[MDEV-27803] MariaDB binlog corruption when "No space left on device" and stuck session killed by client - Jira

Details

Type: Bug
Status: Open (View Workflow)
Priority: Major
Resolution: Unresolved
Affects Version/s: 10.2(EOL), 10.6
Fix Version/s: 10.6
Component/s: Replication
Labels:
None

Description

MariaDB server should be recoverable during storage-full condition, but in following condition the binlog corrupted during storage-full (0 space on disk). Could cause binlog replay failure, and replication failure.

The issue is reproducible in 10.6.5 and was also seen in 10.2.40.

Issue description:

When MariaDB server runs out of storage, it fails to write binlog file because of "No space left on device". At this time, the server is still running.

2022-02-10 23:51:28 6 [Warning] mysqld: Disk is full writing '/data/log/binlog/mysql-bin-changelog.000001' (Errcode: 28 "No space left on device"). Waiting for someone to free space... (Expect up to 60 secs delay for server to continue after freeing disk space)

2022-02-10 23:51:28 6 [Warning] mysqld: Retry in 60 secs. Message reprinted in 600 secs

As it will keep retrying the binlog writing, it suppose to recover after releasing some storage or adding more storage.

However in this condition, if the stuck session is killed by the client, the binlog writing will break and couldn't recover.

After the binlog corrupted:

new insert query will fail with errors of errno: 11 "Resource temporarily unavailable")

MariaDB [(none)]> INSERT INTO t.t1 VALUES (1, 'aaaaaaaaaaaaaaaaaaaaaaaaaaaaaaaaaaaaaaaaaaaaaaaaaaaaaaaaaaaaaaaaaaaaaaaaaaaaaaaaaaaaaaaaaaa');

2022-02-10 23:55:46 11 [ERROR] mysqld: Error writing file '/data/log/binlog/mysql-bin-changelog' (errno: 11 "Resource temporarily unavailable")

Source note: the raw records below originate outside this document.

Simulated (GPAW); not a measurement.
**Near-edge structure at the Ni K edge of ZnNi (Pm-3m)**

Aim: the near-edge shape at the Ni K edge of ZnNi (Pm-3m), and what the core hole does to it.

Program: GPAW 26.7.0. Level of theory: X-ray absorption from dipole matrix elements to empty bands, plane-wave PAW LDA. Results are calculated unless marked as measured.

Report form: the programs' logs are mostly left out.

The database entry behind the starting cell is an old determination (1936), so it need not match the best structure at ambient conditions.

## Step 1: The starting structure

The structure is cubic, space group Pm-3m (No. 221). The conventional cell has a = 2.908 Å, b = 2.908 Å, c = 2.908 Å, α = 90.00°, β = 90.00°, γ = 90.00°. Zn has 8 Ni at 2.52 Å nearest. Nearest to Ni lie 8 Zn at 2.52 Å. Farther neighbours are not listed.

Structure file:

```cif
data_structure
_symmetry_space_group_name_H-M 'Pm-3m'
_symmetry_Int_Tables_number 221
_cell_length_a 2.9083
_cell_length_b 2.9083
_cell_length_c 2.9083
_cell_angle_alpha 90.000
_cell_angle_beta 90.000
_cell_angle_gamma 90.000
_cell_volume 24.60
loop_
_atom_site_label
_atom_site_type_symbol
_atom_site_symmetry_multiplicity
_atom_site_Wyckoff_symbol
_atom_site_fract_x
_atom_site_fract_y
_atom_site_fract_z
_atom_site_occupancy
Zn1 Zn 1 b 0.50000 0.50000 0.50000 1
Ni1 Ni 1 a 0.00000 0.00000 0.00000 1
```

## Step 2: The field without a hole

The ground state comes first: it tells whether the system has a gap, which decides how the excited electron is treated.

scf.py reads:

Using mysqlbinlog to parse the problematic binlog file will fail with following error:

# /usr/local/mysql/bin/mysqlbinlog /data/log/binlog/mysql-bin-changelog.000001 > /tmp/0001

ERROR: Error in Log_event::read_log_event(): 'Event truncated', data_len: 673207109, event_type: 32

The only way to recovery in this scenario is to restart MariaDB server. However it left the problematic binlog and it can't be replayed. If there're replicas, replication will also fail because of it:

Last_IO_Error: Relay log write failure: could not queue event from master

How to reproduce:

The issue can be reproduced with following steps, using source code https://github.com/MariaDB/server/tree/mariadb-10.6.5/, and building/installing on AWS EC2 instance.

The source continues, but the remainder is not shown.